DX Application Performance Management

 View Only

Shell scripting: using lock-files

By Jörg Mertin posted Feb 26, 2020 09:07 AM

  

Shell scripting: using lock-files

Many developers write a shell-script just to circumvent a small issue they don't want to implement in the program, or because it is easier to do so.
Very often too, this little shell script is then spawned as a child process from within a loop. And that's when the problem happens. The loop turns faster than the shell-script exits from the previous run. These shell-script runs will start to stack up until an out of memory condition happens and the kernel intercepts the next runs or just starts randomly killing running applications to free up resources to survive.

The other time a shell-script should not run twice, is when a same data-set or file is being manipulated, or if an application is allowed to run only once.

This is where lock-files come in.

The lockfile function

Usually, the lock-file will be formatted "[script-name].lock" and located in /var/lock or the /var/run directory, and the content will be the PID of the currently running script.
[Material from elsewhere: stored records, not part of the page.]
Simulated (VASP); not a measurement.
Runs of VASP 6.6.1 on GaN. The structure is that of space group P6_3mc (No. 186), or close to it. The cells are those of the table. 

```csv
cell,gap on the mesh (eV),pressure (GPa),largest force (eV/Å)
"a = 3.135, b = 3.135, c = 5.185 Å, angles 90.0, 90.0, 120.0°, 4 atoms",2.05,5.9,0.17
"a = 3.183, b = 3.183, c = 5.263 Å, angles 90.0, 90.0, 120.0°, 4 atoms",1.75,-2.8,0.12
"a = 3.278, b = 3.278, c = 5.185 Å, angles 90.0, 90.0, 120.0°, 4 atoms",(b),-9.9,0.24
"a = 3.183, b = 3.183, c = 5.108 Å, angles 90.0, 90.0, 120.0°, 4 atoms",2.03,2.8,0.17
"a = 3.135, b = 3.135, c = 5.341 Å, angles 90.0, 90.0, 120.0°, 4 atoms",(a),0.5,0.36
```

The lock-file functions needs to handle 3 conditions:

  1. Check the currently running process ID, and see if an instance is already running.
    If the process runs already, wait a while and try to set the lock again. If not possible, bail-out issuing a warning.
  2. set the lock-file
  3. remove the lock-file

The below function has proven to be right for a long time. This one handles the actual Lock function:

##############################################################################
#
# Lockfile Generation
# tolock: LockFile location with full path, define in main script.
# action: number, exit-code to be fed to the error-handler function
# 
# Call with: Lock tolock Action

Lock() {
# Lockfile to create
tolock="$LockFile" # Lockfile location with full path
Action="$2" # number, exit-code to be fed to the error-handler function
#
# Lock file if lockfile does not exist.
if [ -s $tolock ]
then
    # If we have provided a second Var, set Exit status using  it.
    if [ ! -n "$Action" ]
    then
        # Oops, we  found a lockfile. Loop while checking if still exists.
        while [ -s $tolock ]
        do
            sleep 5 ;
        done
        MSG="Creating lockfile $tolock failed after 5 secs"
        # write PID into Lock-File.
        echo $$ > $tolock
        errlvl=$?
        errors
    else
        Pid="`cat $tolock`"
        Exists="`ps auxw | grep " $Pid " | grep -c $PROGNAME`"
        if [ $Exists = 1 ]
        then
            MSG=""$PROGNAME" already running. Exiting..."
            errlvl=$Action
            errors
        else
            MSG="Found stale lockfile... Removing it..."
            errlvl=15 # Send out Warning message
            errors
            rm -f $tolock
            errlvl=$?
            errors
            MSG="Creating lockfile $tolock failed"
            echo $$ > $tolock
            errlvl=$?
            errors
        fi
    fi
else
    # Lock it
    MSG="Creating lockfile $tolock failed"
    echo $$ > $tolock
    errlvl=$?
    errors
fi
} # Lock

The Unlock function is way simpler, as all we have to do is remove the current lock-file before exiting the script.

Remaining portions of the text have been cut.